Food & Drink

Review: Ash Bar in Mt. Vernon is Pure Fantasy

This all-day cafe, set inside the hip new hotel Ulysses, has a flair for drama.
Steak tartare and a martini. —Photography by Justin Tsucalas

There’s a moment at Ash Bar—6 p.m., to be exact—when the lights are dimmed so low, it takes a minute for your eyes to adjust. And once they do, you’ll feel like you’ve fallen through the looking glass, a place where time stands still, and the outside world falls away. In reality, the setting signals the transition from aperitivo hour to dinner service in Mt. Vernon. It’s a seductive statement of sorts.

This all-day cafe, set inside the hip new hotel Ulysses, has a flair for drama, with its high-gloss burled ceiling and walls, red banquettes embroidered with birds and snakes, and purple velvet-clad rattan chairs, made by iconic French furniture artisan Maison Drucker, whose chaise lounges went down with the Titanic. In other words, this is not just any hotel restaurant—or hotel, for that matter.

From the second you step onto the lobby’s mosaic floors, equipped with old-world newspaper racks, Victorian loveseats, and moody Italian paintings, the whole establishment is suffused with personality and panache. And if you look around at Ash, everyone is in on it, from the well-heeled guests hobnobbing around the cocktail tables to the quirky staff. It’s the kind of place where you wouldn’t be surprised to see our own celebrity auteur, John Waters—a major source of inspiration for Ulysses—sipping something at a table.

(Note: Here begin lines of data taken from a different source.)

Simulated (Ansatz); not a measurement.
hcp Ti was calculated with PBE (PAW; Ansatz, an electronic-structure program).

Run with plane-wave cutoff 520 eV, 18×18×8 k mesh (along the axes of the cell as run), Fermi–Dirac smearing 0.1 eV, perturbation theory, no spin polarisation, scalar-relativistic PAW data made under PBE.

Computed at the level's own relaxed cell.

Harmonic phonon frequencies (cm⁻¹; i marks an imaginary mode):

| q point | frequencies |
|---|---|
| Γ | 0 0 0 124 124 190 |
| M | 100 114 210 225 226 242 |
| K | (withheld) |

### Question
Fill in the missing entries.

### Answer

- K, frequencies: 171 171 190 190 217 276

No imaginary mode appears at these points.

The Ash NYC hoteliers who purchased the place (and have a soft spot for soulful, smaller cities like Baltimore), have a fondness for scene setting. The conceit is that you’re sitting in the dining car of a steam train or a luxury ocean liner—a place where Waldorf salads and shrimp cocktails were once ubiquitous on menus and martinis and Kir Royales flowed.

Even so, style is nothing without substance, or in this case, sustenance—and there’s plenty to pick from here. Most of the offerings on the concise menu lean toward vintage-inspired fare heavily rooted in French and Italian cooking. The menu mission, says the aptly named head of culinary arts Lauren Sandler (former preservation director for chef Spike Gjerde’s Canningshed) is “to create food that encourages languor.”

“The servers joke that time doesn’t exist at Ash Bar,” says Sandler. “It’s like this weird portal to another world.”

Another world with good food, that is.

Lauren Sandler and chef de cuisine David Pac.
A Sidecar cocktail.

As is the norm now, the offerings change frequently, but there are also a few signature standards, including one of the best Caesar salads in the city. This one features sweet Little Gem greens—the perfect vehicle for the classic dressing, which is brightened by the addition of orange zest. The salad is also scattered with clever croutons that get extra depth from being fried in anchovy coloratura.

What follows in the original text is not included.